Memories of the day when the blue-chip stock index was undone by panic to trigger a record Dow Jones Industrial Average plunge of 508 points, equal to a 22.6% drop, stands as a stark reminder that no market is crash-proof.
Indeed, on the 30th anniversary of the biggest one-day stock market crash in history, many observers wonder if another crash could be imminent.
The current bull market began for the S&P 500 eight years ago, with the benchmark index having since gained up to 250%, a figure many predict must herald a major fall sometime soon.

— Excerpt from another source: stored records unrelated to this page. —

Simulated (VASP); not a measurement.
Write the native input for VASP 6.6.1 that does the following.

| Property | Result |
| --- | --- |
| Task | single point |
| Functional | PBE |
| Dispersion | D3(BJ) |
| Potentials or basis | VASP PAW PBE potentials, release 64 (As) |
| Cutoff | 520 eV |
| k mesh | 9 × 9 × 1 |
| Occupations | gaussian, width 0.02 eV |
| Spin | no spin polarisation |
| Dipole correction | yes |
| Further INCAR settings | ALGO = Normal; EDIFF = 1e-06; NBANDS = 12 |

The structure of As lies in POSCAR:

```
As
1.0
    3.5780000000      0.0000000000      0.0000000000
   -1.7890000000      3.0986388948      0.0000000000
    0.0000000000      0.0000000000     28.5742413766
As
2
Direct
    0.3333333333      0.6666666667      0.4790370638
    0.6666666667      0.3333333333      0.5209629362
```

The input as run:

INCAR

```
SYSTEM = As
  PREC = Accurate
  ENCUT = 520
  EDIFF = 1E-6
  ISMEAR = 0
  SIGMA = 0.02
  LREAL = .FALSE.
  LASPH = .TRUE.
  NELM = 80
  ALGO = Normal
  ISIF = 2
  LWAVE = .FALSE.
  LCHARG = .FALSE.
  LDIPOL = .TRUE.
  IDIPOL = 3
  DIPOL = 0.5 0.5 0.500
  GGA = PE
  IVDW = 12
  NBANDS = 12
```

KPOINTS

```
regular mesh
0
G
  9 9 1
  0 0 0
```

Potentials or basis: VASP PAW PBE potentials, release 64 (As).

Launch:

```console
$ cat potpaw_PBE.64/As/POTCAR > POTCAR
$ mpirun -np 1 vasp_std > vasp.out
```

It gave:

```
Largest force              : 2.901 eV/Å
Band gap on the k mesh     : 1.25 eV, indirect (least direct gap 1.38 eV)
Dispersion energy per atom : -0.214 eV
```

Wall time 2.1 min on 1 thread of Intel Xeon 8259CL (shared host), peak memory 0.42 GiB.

Jim Rogers, who co-founded the Quantum Fund with George Soros, warned of a possible “$68 trillion biblical collapse” earlier this year. Marc Faber, of the Gloom, Boom, & Doom financial report, has predicted US stock markets could correct by as much as 40%, and that unwitting investors are “on the Titanic”.
As to the likely source of the next crash, he said: “It may come from a credit event, or a disclosure of a major fraud or because interest rates start to rise — even small events that can trigger the decline.”
With market declines, the question is when rather than why. In January 2016, Royal Bank of Scotland advised clients to sell everything except high-quality bonds. This is about return of capital, not return on capital.
As Wall Street and world markets come to rely more on ever-faster technology, crashes may be triggered by a rogue trading algorithm, a cyber attack on a bank, or a systems malfunction that prompts an investor panic.
“With the electronic market today, things can get out of control very quickly,” said Joe Saluzzi, co-author of Broken Markets: How High Frequency Trading and Predatory Practices on Wall Street are Destroying Investor Confidence.
While computer programs offer faster, cheaper trades allied to speed-of-light analytics, their downside has seen the advent of ‘hot money’ — investments shifting constantly from one stock to the next and one market to another, always in search of higher returns.
“We don’t know when the next crash is going to be,” said Mr Saluzzi. “But when it happens, it’s going to be really, really ugly.”
In response to the 1987 crash, the US Securities and Exchange Commission created ‘circuit breakers’ that call a temporary halt to trading after the Dow declines 10%, 20%, and 30%. Only one market halt has been triggered since then, in 1997, with the circuit breakers adjusted again in 2012 to further lower the thresholds.
While the financial climate of 2017 is potentially volatile, today’s tech-driven dangers, on the surface at least, appear less vulnerable than they were in the days leading up to the 1987 crash. This year’s gains of around 15% are well below the 40% run up to October 1987, while 10-year Treasury note yields are under 2.50%, compared to 10% in the week leading up to that fateful Monday.
Perhaps it’s best to follow the advice of ‘the world’s best investor’, Warren Buffett. “The years ahead will occasionally deliver major market declines, even panics, that will affect virtually all stocks. No one can tell you when these traumas will occur.”